Preparing and then painting a car must rank among the most challenging of all automotive skills, not least as there’s nowhere to hide; any runs, nicks or other imperfections are destined to be on show for all to see forevermore. It’s enough to set the nerves of even the most seasoned of bodywork pros on edge!
The good news is that we’ve always been deeply committed to ensuring that every single one of our projects receives the time and attention it deserves in this respect. The even better news is that in Gaz and Marc, our paintwork techs, we’ve a seasoned team well versed in bringing even the most archaic of paints back to life, or as if more often the case, starting afresh.
It’s worth taking a closer look at some of our more recent projects to get a good idea of the kind of thing this pair are capable of, with the Alfa Romeo GT Junior, the Mercedes W116 S-Class and Stratos Zero all sporting shades as stunning to behold as they were tricky to apply correctly. It’s worth heading over to the projects section of our website all the same, if only because we’ve recently updated it with more compressive information on the cars themselves.

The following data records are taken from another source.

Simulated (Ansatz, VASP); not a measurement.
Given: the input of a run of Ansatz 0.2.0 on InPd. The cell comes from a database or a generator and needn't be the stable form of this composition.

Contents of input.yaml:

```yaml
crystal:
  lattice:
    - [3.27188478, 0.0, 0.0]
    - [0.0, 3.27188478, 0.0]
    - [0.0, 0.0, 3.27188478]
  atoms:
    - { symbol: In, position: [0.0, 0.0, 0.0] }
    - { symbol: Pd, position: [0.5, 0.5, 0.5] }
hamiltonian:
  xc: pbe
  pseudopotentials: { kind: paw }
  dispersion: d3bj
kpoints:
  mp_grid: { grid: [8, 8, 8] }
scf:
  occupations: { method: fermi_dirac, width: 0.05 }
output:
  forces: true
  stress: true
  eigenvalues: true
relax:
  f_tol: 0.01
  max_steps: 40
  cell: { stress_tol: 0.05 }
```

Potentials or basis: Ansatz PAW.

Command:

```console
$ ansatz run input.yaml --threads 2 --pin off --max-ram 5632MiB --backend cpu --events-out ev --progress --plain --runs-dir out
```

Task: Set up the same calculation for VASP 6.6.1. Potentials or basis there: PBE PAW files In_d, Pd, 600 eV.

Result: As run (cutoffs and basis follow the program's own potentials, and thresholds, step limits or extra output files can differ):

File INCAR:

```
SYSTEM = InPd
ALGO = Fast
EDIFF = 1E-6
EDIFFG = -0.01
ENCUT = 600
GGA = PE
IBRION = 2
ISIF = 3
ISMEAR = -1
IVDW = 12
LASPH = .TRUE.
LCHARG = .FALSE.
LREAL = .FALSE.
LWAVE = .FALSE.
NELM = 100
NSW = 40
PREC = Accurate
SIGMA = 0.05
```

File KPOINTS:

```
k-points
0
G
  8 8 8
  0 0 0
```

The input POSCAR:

This project may for one of the motoring industry’s leading lights, but the process involved is one that is applied to every Retropower project regardless of make or model. The freshly stripped shell was initially baked and given its first media blast, before being etched primed in readiness for the extended metalwork phase. This done, the Escort was treated to its second media blast, followed immediately afterwards (within minutes) by the the zinc metal spraying step, then a coast of epoxy primer and careful application of seam sealer. Following initial block sanding the shell then received an application of spray surfacer, and the underbody treated to a coat of Raptor (an ultra-tough Urethane coating) tinted to match the eventual exterior colour.
The keen eyed amongst you might well have spotted that not all aspects of the Escort’s interior are as Henry Ford and Co envisioned, with both the bonnet and boot panels having been replaced with carbon fibre equivalents. Ensuring that the finish of these matched that of the remaining steel panels was another in-depth undertaking, largely as they were ‘off the peg’ items and required a degree of ‘finessing’ to meet our (and Gordon’s) standards.
We’ve touched upon our use of Raptor as an anti-corrosion system previously of course, but applying it to the Escort was a more convoluted process than you might first have thought, and it’s all down to the wings. These are weld-on panels (and something of a water trap from the factory) and the inner portions therefore had to be Raptor treated ahead of the rest of the exterior and in the same session as the underside.
Yet it’s still not over, not quite. At the time of writing, Gaz and Marc are flatting back the Escort shell once again, first with 120 grit, swiftly followed by 180, 320, and if required, 400 grit, after which the exterior wipl be sealed with an epoxy primer before wet sanding to 800 grit. Only them will the end (and the final coat of Ermine White) will be in sight. The icing on the cake? A comprehensive flatting and polishing session. We’ve no doubt that the finished article will be well worth the wait.